Intuition behind why order of a subgroup divides order of a group.

Question

I'm trying to get some intuition on why order of a subgroup divides order of a group. I know Lagrange's Theorem and its proof (every element of a group is an element of some coest, cosets are disjoint and each one has the same number of elements as subgroup), but the proof is more like magic than any intuition.

So I've been trying to prove this fact (divisibility of order) without Lagrange theorem. Let's say we take a group $H$ and try to extend it, by taking $g \notin H$ and considering group $G$ generated by set $H \cup {g}$. Such a group would have to contain $g^{-1}$ and every word over alphabet $\{g, g^{-1}, H\}$. Is it possible to prove intuitively that such construct is of size $|H|\cdot n$ for some $n \in \mathbb{N}$? This would essentially prove that any group $G$ containing $H$ has order divisible by $|H$|, because we would be able to take $g \in G$ such that $g \notin H$, extend $H$ by it just like above and continue this process until $H$ is extended into $G$.

Answer 1

Here's a (partial) response to the question in the title.

It's easy to develop that intuition for finite cyclic groups. Division with remainder implies that the order of every element is divides the order of the generator, which is the order of the group. Then it's only a short step to see that any subgroup of a cyclic group is cyclic.

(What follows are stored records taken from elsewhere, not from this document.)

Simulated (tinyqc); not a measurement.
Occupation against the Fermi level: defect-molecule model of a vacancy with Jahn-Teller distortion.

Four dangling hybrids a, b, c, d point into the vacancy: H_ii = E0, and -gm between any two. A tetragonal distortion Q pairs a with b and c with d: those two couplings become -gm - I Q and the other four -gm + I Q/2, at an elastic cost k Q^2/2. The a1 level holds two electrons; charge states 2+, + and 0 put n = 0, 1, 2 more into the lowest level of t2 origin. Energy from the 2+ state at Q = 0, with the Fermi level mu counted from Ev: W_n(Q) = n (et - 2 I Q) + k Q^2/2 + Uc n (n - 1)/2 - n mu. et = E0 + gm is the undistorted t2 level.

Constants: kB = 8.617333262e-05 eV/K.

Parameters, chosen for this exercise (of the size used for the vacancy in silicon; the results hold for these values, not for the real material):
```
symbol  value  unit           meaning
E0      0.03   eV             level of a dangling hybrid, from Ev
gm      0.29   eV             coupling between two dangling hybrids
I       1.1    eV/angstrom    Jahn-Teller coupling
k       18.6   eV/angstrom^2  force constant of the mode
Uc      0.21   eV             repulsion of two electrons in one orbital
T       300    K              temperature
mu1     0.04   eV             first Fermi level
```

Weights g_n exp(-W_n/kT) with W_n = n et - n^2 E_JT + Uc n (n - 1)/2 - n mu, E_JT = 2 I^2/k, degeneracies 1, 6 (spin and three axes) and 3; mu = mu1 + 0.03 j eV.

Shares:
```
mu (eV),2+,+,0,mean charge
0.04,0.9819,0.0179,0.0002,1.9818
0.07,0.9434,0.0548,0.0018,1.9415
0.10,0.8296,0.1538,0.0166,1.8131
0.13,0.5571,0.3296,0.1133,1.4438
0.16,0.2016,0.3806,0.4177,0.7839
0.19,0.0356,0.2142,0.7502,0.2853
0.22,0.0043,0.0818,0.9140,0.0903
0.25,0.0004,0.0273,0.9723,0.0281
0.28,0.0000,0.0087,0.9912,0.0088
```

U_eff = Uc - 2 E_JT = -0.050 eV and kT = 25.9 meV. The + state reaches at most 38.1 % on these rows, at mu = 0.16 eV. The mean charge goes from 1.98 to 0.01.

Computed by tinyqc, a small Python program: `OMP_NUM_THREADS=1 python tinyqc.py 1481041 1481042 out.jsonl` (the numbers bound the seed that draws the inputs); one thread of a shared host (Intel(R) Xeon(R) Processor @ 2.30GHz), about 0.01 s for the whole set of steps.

I don't know whether the argument in the body of the question is easy to complete.

Answer 2

Let $H$ be a subgroup of the finite group $G$. For each $g\in G$ the set $gH$ has exactly $|H|$ elements. It is easily seen that two such sets with a common element are in fact equal. Therefore $G$ is partitioned into finitely many subsets, each of size $|H|$.

Answer 3

As far as I know, the only known proof of Lagrange's theorem is the standard one.

That is, cosets of $H$ partition $G$ and each coset has the same size; thus $|G|= |H|[G:H]$.

I believe the following is how Jordan proved Lagrange's theorem, which to some people might be easier to understand. But the proof really is the same old argument.

Proof: List the elements of $H$: $h_1,h_2,h_3, \ldots$.

Let $p$ be some element not in this list. Then $ph_1, ph_2, ph_3, \ldots$ are all distinct and none of them lie in $H$, as you can easily prove.

Next let $q$ be some element not among $$h_1,h_2,h_3,\ldots$$ $$ph_1,ph_2,ph_3,\ldots$$

You can show that $qh_1, qh_2, qh_3, \ldots$ are all distinct and none of them are among the elements above.

Continuing in this manner, we eventually exhaust all elements of $G$ (since $G$ is finite):

$$h_1,h_2,h_3,\ldots$$ $$ph_1,ph_2,ph_3,\ldots$$ $$qh_1,qh_2,qh_3,\ldots$$ $$rh_1,rh_2,rh_3,\ldots$$ $$\vdots$$

So we conclude that the order of $H$ divides the order of $G$.

Note that in the proof we count the elements of $G$ by first listing the elements of $H$, then the elements of $pH$, $qH$, $rH$, $\ldots$

So it is really pretty much the same as the usual proof.